WEST AFRICA: Train the soldiers, protect the children

Sunday, October 19, 2008

An international NGO is using cartoons to spell out to African soldiers the rights and wrongs of how to treat a child.

Save the Children Sweden (SC-S) on 17 October wrapped up a five-day ‘train the trainers’ workshop for senior military personnel in Saly, Senegal, 80km south of the capital Dakar. The training and cartoon guide are part of efforts to bridge the gap in soldiers’ education levels when it comes to children’s rights.

“Children are often the first…and most affected by conflict. And soldiers are the first people deployed on the ground,” said SC-S West Africa regional representative, Anniken Elisson Tyden. “If they understand and better recognise the specific rights and needs of children, they’ll know how to respond to them better. That’s the aim of our training sessions, which have shown that behind the military uniforms are mothers and fathers.”

The “Good Soldier” cartoon book has been produced in West African national languages, as well as in French and English. It instructs the military on children’s basic needs, as well as taboos: children must not be enlisted into helping the armed forces and must not be sexually abused.
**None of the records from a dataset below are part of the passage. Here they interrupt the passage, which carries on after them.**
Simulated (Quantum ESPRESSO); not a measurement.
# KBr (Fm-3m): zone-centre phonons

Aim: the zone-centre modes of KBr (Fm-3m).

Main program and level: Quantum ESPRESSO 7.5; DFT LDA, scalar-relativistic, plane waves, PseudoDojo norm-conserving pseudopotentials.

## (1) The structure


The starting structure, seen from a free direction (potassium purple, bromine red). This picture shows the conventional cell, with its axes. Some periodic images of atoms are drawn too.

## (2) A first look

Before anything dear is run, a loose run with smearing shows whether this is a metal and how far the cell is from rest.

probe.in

Thirteen countries in the Economic Community of West African States, or ECOWAS, took part in the Senegal training, which prepares officers to train their soldiers. Over the past eight years, 86,000 soldiers have been trained by SC-S about child protection before, during and after conflicts, according to the organisation.

The basics

Organisers said such trainings have exposed troublesome knowledge gaps in military ranks about child protection.

“Before coming here today…I thought that the definition of a child was a bit ambiguous,” said Sougou Fara, a marine from Senegal who attended a past training session. “Everyone had their own definition. Now I know that a child is someone who is under 18 years old.”

Some military officers said they had thought recruiting children to do small jobs such as guarding checkpoints or cooking meals for troops was beneficial to children.
Former fighter with Cote d’Ivoire’s rebel ‘Forces Nouvelles’, About Touré, told IRIN: “We thought we were helping the kids by giving them 100 CFA francs [20 US cents] here and there to come and polish our boots and things. But we realise[d] they should be in school and not at a checkpoint.”

Research by UNICEF claims that at any given time over 300,000 children, some as young as eight, are exploited in armed conflicts in over 30 countries around the world. More than two million children are estimated to have died as a direct result of armed conflicts since 1990.

Cultural constraints

Some African social norms do not place a high priority on children’s rights, according to Laurent Duvillier, SC-S West Africa communications officer. “The respecting of elders in many African societies has almost become the ‘non-respect’ of children. What we need to teach here is a mutual respect, but we also have to reflect African ways,” he told IRIN. “The rights but also the responsibilities of the child are two sides of the same coin and this ‘African nature’ should be reflected in the training.”

The SC-S sessions draw on both the 1990 African Charter on the Rights and Welfare of the Child and the UN Convention on the Rights of the Child. Every country in West Africa has signed up to the Convention, which was ratified in 1989.

“Most of the soldiers being trained aren’t aware there are legal structures regarding child rights,” Captain Abdoulie Manneh of the Gambian Armed Forces told IRIN. “We realised that this wasn’t on the curriculum… but soldiers need to know about it and take it into account. It’s important they know that if they mistreat a child, they can be prosecuted, that it is against the law.”

Organisers calculate that 80 percent of armed forces in the region have child protection units although just six of 15 West African countries have integrated child rights into their military training – Benin, Burkina Faso, Gambia, Guinea, Niger and Togo.

“Even if a country is not in conflict, this training is essential because UN peacekeeping forces are drawn from many African nations and are often dispatched quickly,” said Save the Children’s Duvillier. “But each army must take ownership of its own training. A soldier listens to a soldier better than to a civilian.”